UE Convex and distributed optimization

Degrees incorporating this pedagocial element :

Description

Courses: (4 parts of 3h each + 3 hours practical work)

  1. Introduction to convex optimization: concepts in convex analysis (duality, proximal operators), how to identify potential difficulties in optimization problems. Illustrations in supervised learning (classification and regression problems) and in operation research (decomposition methods).
  2. Algorithms in convex optimization (gradient, proximal gradient, conditional gradient, ADMM)
  3. Introduction to distributed computation (architectures for computation, map-reduce scheme, MPI, Spark) + 3h practical work
  4. Distributed optimisation algorithms, stochastic algorithms, asynchronous methods.

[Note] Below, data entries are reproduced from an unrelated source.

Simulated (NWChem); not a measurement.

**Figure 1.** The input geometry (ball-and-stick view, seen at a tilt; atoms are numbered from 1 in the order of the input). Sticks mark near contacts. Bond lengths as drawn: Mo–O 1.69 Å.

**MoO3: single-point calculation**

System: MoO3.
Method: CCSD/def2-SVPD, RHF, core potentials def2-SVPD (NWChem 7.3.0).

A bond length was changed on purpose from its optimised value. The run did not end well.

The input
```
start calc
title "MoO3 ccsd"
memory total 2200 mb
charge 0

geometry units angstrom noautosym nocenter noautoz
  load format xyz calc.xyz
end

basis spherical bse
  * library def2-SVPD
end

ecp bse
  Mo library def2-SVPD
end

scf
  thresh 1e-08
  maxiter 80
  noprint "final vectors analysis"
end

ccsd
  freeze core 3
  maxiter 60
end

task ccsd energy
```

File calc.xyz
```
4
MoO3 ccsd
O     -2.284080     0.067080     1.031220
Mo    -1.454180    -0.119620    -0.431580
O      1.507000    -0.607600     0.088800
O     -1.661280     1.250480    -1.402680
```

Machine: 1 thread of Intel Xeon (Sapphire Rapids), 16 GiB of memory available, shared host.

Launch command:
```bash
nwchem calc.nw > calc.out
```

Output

Practical work (2 parts of 6h each)

  1. application to a recommendation system
  2. sparse logistic regression in high dimension

Evaluation :

The final grade is the mean between the grade on the report on the practical sessions and the grade of the presentation of a recent research article.

Prerequisites

The students should have basic knowledge on applied maths (matrix,functions,…) and on statistic and probability (expectation, variance,…). A first experience with optimisation is also required; the refresher course on matrix analysis and optimisation, proposed at the beginning of the semester, covers the necessary starting material. The students should also have programming skills. The tutorial on machines will be using Python notebooks.